Journal

Sunday, April 04, 2004

Lemony Snicket, Scooby Doo, From Hell

I got this from Lemony "Daniel Handler" Snicket last night, and am posting it here with his permission, having first ransacked my address books for people I could forward it to who the Academy of Art might have heard of (according to Daniel Handler they got a letter of remonstrance from Salman Rushdie, and didn't recognise the name).

I'd read the San Francisco Chronicle story, and had meant to post a link to it here.

Hello all,
First of all let me apologize for the mass e-mail, but as some of you know there's been something going on that's a cause for concern. The Academy of Art University here in San Francisco - the biggest art school in the country - recently expelled a student for writing a violent short story, and then fired his instructor for teaching a story by David Foster Wallace the administration also found offensive.

As this story broke in the press (http://sfgate.com/cgi-bin/article.cgi?file=/chronicle/archive/2004/03/25/MNGI85QTK11.DTL) the school has responded by announcing stringent policies regarding the content of students' artwork (writing, visual art, film, video game design, etc.), what can be taught in the classroom, and who is allowed to speak on campus. This was brought home to me when an instructor at the college invited me to speak to his class (along with the fired teacher and a representative of the First Amendment Project) and I was physically barred from entering the building.

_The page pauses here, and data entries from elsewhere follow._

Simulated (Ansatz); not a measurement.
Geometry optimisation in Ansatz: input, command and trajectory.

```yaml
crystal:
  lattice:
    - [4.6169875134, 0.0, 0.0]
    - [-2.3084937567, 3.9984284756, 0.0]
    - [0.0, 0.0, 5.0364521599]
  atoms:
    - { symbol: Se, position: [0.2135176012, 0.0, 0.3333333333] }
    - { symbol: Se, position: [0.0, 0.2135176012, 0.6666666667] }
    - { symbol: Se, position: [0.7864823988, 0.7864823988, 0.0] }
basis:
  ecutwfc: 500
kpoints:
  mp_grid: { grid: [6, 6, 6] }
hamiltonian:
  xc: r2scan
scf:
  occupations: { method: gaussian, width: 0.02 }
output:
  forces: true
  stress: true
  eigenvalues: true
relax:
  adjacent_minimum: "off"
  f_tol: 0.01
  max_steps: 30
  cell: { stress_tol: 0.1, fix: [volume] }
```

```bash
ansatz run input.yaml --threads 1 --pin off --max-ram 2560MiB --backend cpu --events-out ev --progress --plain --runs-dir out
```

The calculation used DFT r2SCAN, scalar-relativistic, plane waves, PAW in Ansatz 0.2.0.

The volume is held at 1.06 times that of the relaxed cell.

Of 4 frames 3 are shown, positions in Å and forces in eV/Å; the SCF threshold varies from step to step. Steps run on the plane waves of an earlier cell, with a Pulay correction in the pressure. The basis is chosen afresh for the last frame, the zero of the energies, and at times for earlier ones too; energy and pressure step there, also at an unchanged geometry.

Obviously this is creepy and idiotic, and the First Amendment Project is (as usual) doing a bang-up job bringing these issues to the public. I'd love to add your name - and the names of anyone you forward this to - to a growing list of people who want this kind of nonsense to stop. On Wednesday, an instructor is inviting a horde of artists to speak on free expression, and we'll be presenting a list to the Academy saying "We support free expression and oppose the misguided policies you have recently adopted regarding what can and cannot be expressed at your institution." If you live in the Bay Area, and would like to come down, that'd be great, but in any case, I'd love it if you just hit the reply button so we can put your name below that statement.


Thanks,
Daniel Handler (aka Lemony Snicket)



...and, because I don't know if he wants it made public, I'm certainly not posting Daniel's e-mail here. If there's a website about this put up, I'll link to it. In the meantime, here's the University website.

(Several people have pointed out that it's a private university, by the way, not a public one. But any arts university to start defining what kind of subject for art is safe to make and what isn't is already in trouble.)

In the world of public education, we've got them banning the movie of 1776 from history classes for being too risque.

...

Meanwhile.... over the years, I've noticed some amazing origami-people in my signing lines. The kind of people who, to while away the boredom, make the most remarkable things out of sheets of paper or dollar bills, and then leave them with me when they get to the front of the line. (Not, mostly the dollar bills.)

For all of them, here is http://www.occn.zaq.ne.jp/raku/origami/index.htm. Because you never know when you'll need to make your own Ghiddrah.

...

Took Maddy to the movies last night. We saw, at her request, Scooby Doo 2: Monsters Unleashed. Before we went I checked out the reviews at rottentomatoes.com, which were fairly uniformly awful (for example, The New York Times's "Scooby-Doo 2 looks like a Saturday morning cartoon and unfortunately feels like one, too," ) then saw the film, and was pleasantly surprised to discover it was, as these things go, a perfectly acceptable Scooby Doo movie, with, well, all the depth and complexity and characterisation we used to expect from the original, er, Saturday Morning cartoons; and not as irritatingly dire as the first movie (which I dozed through at a drive-in and then finished watching a year later on a plane). The Mystery Machine cast explored haunted places, ran away from ghosts, Velma lost her glasses, they unmasked the baddie at the end, etc. Maddy liked it enormously, in a nostalgic kind of way (well, she's nine. Her prime Scooby Doo years were 5-7). And I just found myself puzzled, given the sorry reviews, by what the various critics had been expecting, and what kind of reviews they would have hoped to be able to write... ("For the first Scooby Doo movie, they did the cartoon with live actors. This time they have thrown off the shackles of neo-realism, and Cassavetes-like, use the riders of the Mystery Machine to explore the inner monster within each one of us, making the statement 'And I would have got away with it too, if it wasn't for those meddling kids...' one that applies, unerringly, to us all -- from the children we were to the monsters we have become...." Or possibly, "In the latest film, Monsters Unleashed, Scooby Doo has become an idea, an abstract aspiration for Samantha and Eric (Judi Dench and Jim Broadbent ) as they walk the deserted beaches of an abandoned holiday resort, both "haunted" by the daughter who, we come to realise, may be dead, or may merely have gone to live in Poughkeepsie, leaving behind only an empty and frayed dog-leash from her childhood...")

...

Several people have written to me from Ireland to complain that the Blue Moon Theatre Company's "Jack The Ripper" is extensively plagiarised (plot and dialogue) from Alan Moore and Eddie Campbell's From Hell. (I think they've all written to me because Alan doesn't have e-mail.) One person seemed to think it a fairly good theatrical adaptation of "From Hell" and was just offended because the "writer" failed to mention its source material. So I mention it here, so that anyone who runs into the people who did it can ask them why they thought "From Hell" was public domain...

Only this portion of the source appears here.